By Bob Duncan
I would like to take a few minutes of your precious time in order to imagine a Scotland very different from today’s. A Scotland which could only come about once we no longer need to seek the permission of the Westminster before acting to create our future. A Scotland which could never come about under devolution, whether min, max, plus or sugar-free.
Imagine a Scotland where every citizen has a right to a basic guaranteed income, funded by the state. An arrangement very like a state pension, but paid from birth, with its value rising from infancy to adulthood.
Just to make it easier to envisage, let’s say that each adult receives £100 per week, and parents get £50 per week for each child. That would give a family of four an income of £15,600 pa, and a single adult an income of £5200 pa. The numbers are merely indicative.
This income, let’s call it Civic Credit, would be untaxed and would be paid to every citizen, regardless of their income or employment status. It would replace all forms of basic income support such as income support, tax credits, jobseeker’s allowance, child tax credit, child benefit etc.

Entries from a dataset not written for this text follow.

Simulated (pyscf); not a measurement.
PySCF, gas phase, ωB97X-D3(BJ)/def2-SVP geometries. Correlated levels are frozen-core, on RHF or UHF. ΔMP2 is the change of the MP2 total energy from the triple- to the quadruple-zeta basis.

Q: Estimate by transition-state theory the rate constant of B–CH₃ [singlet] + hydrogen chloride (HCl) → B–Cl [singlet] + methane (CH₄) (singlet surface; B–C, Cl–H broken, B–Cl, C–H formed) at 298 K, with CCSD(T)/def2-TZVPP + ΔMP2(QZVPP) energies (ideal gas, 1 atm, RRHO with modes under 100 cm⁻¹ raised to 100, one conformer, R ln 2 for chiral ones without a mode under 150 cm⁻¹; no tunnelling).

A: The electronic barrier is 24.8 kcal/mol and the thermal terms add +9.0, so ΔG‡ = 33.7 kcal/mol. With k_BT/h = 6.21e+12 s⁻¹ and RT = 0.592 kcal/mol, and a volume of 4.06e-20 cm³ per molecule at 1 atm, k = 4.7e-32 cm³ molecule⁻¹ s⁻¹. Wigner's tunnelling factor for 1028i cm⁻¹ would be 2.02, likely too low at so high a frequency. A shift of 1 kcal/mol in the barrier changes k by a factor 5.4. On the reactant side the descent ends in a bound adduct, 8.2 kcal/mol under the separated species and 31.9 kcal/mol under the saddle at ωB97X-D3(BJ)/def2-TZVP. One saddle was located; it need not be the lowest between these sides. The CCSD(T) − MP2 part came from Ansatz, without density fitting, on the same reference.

This would be funded by a progressive income tax, designed to be redistributive. Income tax would be payable on all income, other than benefits, and there would be no tax-free thresholds and no social security.
Banding would be used to ensure that those on middle incomes would retain around the same post-tax income as now, less the amount of the Civic Credit, giving them the same approximate disposable income as at present.
The lower band might be set at 30%, the middle band (say above £40k pa) at 45% and the upper band (say over £100k pa) at 60%. At these rates and bands, a single person would pay the following effective rates of income tax, taking the civic Credit into account:
Salary of £20,000 pa – 14% tax
Salary of £60,000 pa – 32% tax
Salary of £150,000 pa – 47% tax
These figures are provided solely to make the proposed system easier to visualise, and are not intended as a serious proposal of a worked out system. They do, however, demonstrate the progressive nature of the tax system which would result.
The main advantage of this system is that it would remove the need for most of the benefits paid by the welfare system, while providing a safety net for everyone in the country.
Child poverty would be eliminated immediately. Administrative overhead would be markedly reduced. It would also substantially wipe out fraud, as there would be little scope or point.
Combine this with a simplified taxation system, provided by a brand new Scottish Revenue without the baggage of HMRC, and a legal framework which mitigates against tax avoidance. We could construct a combined tax and benefit system which is in line with the progressive aspirations of the majority of Scots.
Might that not be a compelling reason to vote yes to independence.
I offer this sketch, not as a template for a future Scotland, but as an example of the sort of vision which can be contemplated when starting afresh. The referendum on independence offers us a once in a lifetime opportunity to rethink everything we have taken for granted for centuries.
Just as crucially, perhaps, we risk the failure of the referendum, if we fail to inspire.
Presenting an anodyne view of independence which minimises the shock of the new will do little to inspire those who are currently undecided. The more aspects of life we assert will be unchanged by independence, the less compelling the need for change will appear.
Why take a leap of faith when the place you will land looks so much like the place you are standing.
And that will leave the game to be won by the nay-sayers, the scaremongers, the fearties and the self-interested. Those who Margo MacDonald has dubbed the “abominable no men”.
That is not to say that it is wrong to counter unionist fears with well-laid plans, nor that is it wrong to fight just one battle at a time.
But surely this is also the time for radical, creative, visionary thinking which demonstrates the purpose of self-determination by showing us what we might use it to achieve.
And what could be more inspiring than that.